Noether was a Jewish German mathematician who relentlessly pursued a mathematics education and research career in the face of significant gender barriers and, especially during Hitler’s rise to power, religious discrimination. She earned her doctorate from the University of Erlangen and became a professor of mathematics at the University of Göttingen where she worked with some of the leading minds in mathematics at the time, including Felix Klein and David Hilbert.

A careful explanation of Noether’s 1918 theorem and how it redefined the role of symmetry in mathematics is the heart of the book. The theorem is actually four theorems: two theorems and their converses. They establish that conservation laws can be derived from symmetry and that symmetry can be derived from conservation laws, showing that these two essential ideas for understanding the structure of the universe, which had previously been treated as mathematically and conceptually separate, were in fact conceptually linked.

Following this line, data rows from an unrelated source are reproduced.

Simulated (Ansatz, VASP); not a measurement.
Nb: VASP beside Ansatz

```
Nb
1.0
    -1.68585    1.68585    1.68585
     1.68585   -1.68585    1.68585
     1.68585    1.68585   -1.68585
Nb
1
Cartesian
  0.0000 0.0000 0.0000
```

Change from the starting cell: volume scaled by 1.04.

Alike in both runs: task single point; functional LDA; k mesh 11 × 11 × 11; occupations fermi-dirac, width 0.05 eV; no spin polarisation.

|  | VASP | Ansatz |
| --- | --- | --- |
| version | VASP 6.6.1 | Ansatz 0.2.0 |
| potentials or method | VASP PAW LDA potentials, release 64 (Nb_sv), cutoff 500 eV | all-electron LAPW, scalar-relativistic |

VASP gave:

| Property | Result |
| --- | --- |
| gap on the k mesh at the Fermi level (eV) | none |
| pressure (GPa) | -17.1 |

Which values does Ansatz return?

Phillips describes how before Noether, “symmetry was a guide to the overall patterns of reality. It served as a concise description and sometimes as an aid to constructing the solution to a problem.” After Noether’s theorem, symmetry had a new role: It could and did “govern what could and could not happen wherever it was present.” It was not just a pattern of reality anymore; it became a law.

Phillips spends a lot of time explaining Noether’s theorem in detail, and he succeeds in making it accessible to a general audience. Complex ideas from mathematics and science are presented using intuitive and conceptual examples, and he makes few assumptions about his reader’s prior mathematical knowledge. Some of the most elegant science communication in the book unfolds as Phillips walks us through what symmetry means in Noether’s theorem. He carefully explains that symmetry for Noether goes beyond familiar examples like mirror images or the symmetry between butterfly wings. Instead, a thing had symmetry for Noether “if it is the same in every way after you apply a transformation.” In other words, general symmetry describes any time you can make a transformation to something (such as by rotating or reflecting it) and change its meaning, but not its physical reality. Phillips helps his reader grasp this challenging idea with familiar examples. For instance, the ground floor of a building might be labeled the “1st floor” or the “lobby.” This example describes symmetry because the name of the floor has changed, but the physical reality of the building has not.

Though Phillips recognizes Noether’s remarkable skills and value as a mathematician, his clear assertions about Noether’s foundational role in modern science are often paired with far more hesitant explanations about how or why her male colleagues failed to credit her work at the time. He makes sure to note that Noether did not care for self-promotion, freely gave away results to students and younger colleagues, and was happy to provide help to those who needed it. When it comes to pointing out that her work was not consistently credited by her male colleagues, Phillips almost seems to apologize for breaking the news to the reader. Before detailing how physicist Wolfgang Pauli cited the work of all of his male colleagues in an encyclopedia article on relativity while excluding Noether’s essential contributions to the mathematics, Phillips writes that Pauli’s actions will be “painful for physicists to contemplate.” And there is a marked reluctance to his statement that “we must confront the apparent likelihood that certain authors suppressed or omitted her contributions where it would have been natural to do the opposite.”

Throughout Einstein’s Tutor, Noether emerges as a singular figure, capable of overcoming obstacles to contribute elegant and transformative solutions to thorny and significant problems in mathematics. Despite this insistence on Noether’s individual genius, the book puts forward a remarkable story about the importance of collaboration in the construction of mathematical and scientific theories. Describing mathematics at Göttingen in 1915, Phillips creates a picture of mathematicians and physicists like Klein, Hilbert, and even Einstein, all of whom we are accustomed to seeing as individual geniuses, embedded in an “academic web” of interdisciplinary work, dependent on one another’s ideas. And all of them are described as reliant on Emmy Noether’s fluency in complex mathematics to move forward in their work. In this way, Einstein’s Tutor asks us to reconsider who can be a genius, who is instead described as a collaborator, and how gender shapes the use of the trope of the scientific genius in the stories we tell about how modern science was made.